By Carol McCracken (Post # 2,314)
The Historic Preservation Board got its first look at proposed exterior changes (window replacements mostly) and a rooftop addition to 10 Exchange Street in the Old Port. Members of the Board seemed to like what they saw at a workshop late this afternoon. Representing 10 Exchange Properties LLC were two architects from Archetype Architects. Jonathan Cohen and Jon Hutchinson purchased the third and fourth floors of 10 Exchange Street from Joe Soley recently. Soley, a major property owner in the Old Port, still owns the first two floors of 10 Exchange Street.
The hardscrabble Fox Court, a narrow alley, will see dramatic changes to the exterior of the three buildings because it will serve as the entry way for multiple high-end condominiums that have possibly already been spoken for. 10 Exchange Street is actually three buildings that were connected by a previous owner. On the Fox Court building facade, graffiti has to be removed and outside wires have to be replaced indoors. Fragile balconies on one of the three buildings need to be removed. Then the windows will be replaced with a new entry added. Currently, Fox Court is used as a hangout for smokers and drinkers in the area. Tourists also follow a sign indicating restrooms in the across the alley city parking garage – because of the condition of the alley, tourists are surprised at the site to which they’ve been directed. However, this dramatic upgrade by 10 Exchange Street LLC will alleviate those conditions.
There is some structural damage to the front of two of the buildings – bulging – for example. Concern about the unknown extent of the damage to the interior of the building has been a factor in keeping other potential buyers from purchasing the almost 150 year old buildings. whose maintenance has been neglected for years now. A rooftop structure is planned for one of the three buildings.

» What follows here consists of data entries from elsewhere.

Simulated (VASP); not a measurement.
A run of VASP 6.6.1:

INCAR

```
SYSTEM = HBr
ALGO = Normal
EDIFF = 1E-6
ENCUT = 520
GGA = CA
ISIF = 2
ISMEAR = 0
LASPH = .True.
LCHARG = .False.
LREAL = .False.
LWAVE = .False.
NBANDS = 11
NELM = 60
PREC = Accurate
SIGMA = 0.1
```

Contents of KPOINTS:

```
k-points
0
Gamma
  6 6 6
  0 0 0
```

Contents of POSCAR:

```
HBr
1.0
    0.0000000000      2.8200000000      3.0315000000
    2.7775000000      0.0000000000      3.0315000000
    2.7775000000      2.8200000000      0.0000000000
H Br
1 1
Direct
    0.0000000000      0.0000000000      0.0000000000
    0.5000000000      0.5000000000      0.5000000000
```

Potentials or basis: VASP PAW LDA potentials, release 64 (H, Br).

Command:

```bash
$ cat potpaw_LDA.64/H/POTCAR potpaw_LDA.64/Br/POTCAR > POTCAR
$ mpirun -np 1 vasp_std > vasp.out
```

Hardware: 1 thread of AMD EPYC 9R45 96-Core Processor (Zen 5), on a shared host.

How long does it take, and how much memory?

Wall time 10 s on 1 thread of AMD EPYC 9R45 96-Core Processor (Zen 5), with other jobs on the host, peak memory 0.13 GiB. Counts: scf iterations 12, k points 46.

About six years ago the City of Portland condemned 10 Exchange Street for safety violations. Tenants on the upper floors were given short notice to vacate their apartments. There are 28 units in the upper floors, although clearly there will be fewer condominium units. According to a source close to the situation, the apartments were padlocked closed to prevent vagrants from entering the units. The padlocking also prevented Joe Soley, building owner, from entering the units.
Shop owners have indicated enthusiasm for this redevelopment as it will increase foot traffic to the area which is always good for business.